SANDFORD: On one hand, if you write a piece and call it HHHumor, someone might pick it up because they’re in the mood to laugh. On the other hand, once you label something as “humor,” the reader automatically thinks, “Okay, funny guy, make me laugh,” and maybe the audience allows less room for subtlety.

JODZIO: I think the short humor pieces I write are always for some sort of instant gratification, because they are can be quickly published/read on the internet or because I would rather read something that people laugh at when I read live, so I know what’s going on in their heads. While I am thinking about other things like plot and character when I write a story, the major thing I am always thinking is “Would this be boring to anyone that read this?” 

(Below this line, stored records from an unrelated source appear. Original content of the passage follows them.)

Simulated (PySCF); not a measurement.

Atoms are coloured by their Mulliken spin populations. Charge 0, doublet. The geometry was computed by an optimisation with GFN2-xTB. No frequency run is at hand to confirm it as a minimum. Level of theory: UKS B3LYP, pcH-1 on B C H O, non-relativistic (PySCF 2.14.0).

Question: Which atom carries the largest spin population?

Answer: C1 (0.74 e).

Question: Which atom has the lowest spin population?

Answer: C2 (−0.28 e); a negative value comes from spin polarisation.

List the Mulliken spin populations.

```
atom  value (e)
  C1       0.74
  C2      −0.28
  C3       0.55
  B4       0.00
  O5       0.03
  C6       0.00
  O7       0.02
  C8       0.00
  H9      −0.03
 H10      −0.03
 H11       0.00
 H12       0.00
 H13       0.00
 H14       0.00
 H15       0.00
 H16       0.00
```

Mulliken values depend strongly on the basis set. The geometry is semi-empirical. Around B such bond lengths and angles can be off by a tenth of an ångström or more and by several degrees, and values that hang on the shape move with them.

BEATTY: In regards to writing for an audience at a reading, I came at that totally backwards. I started doing stand-up before I started reading funny pieces in front of literary crowds. But that laugh in the moment is exponentially more thrilling to me than seeing something “in print” and having no clue if anybody ever read what I wrote.

SANDFORD: It’s like a drug.

BEATTY: Unlike Jodzio, I also have no problem boring people with something I’ve written if I think it’s funny. Maybe I’m still a bit pretentious that way.

SANDFORD: I’m also terrified of boring people. Making people bored, that is, not…people who are boring…who are by definition not scary. To bore people is worse, almost, than actively turning people off; if someone actively dislikes what I’ve written, at least they’ve had some kind of visceral reaction.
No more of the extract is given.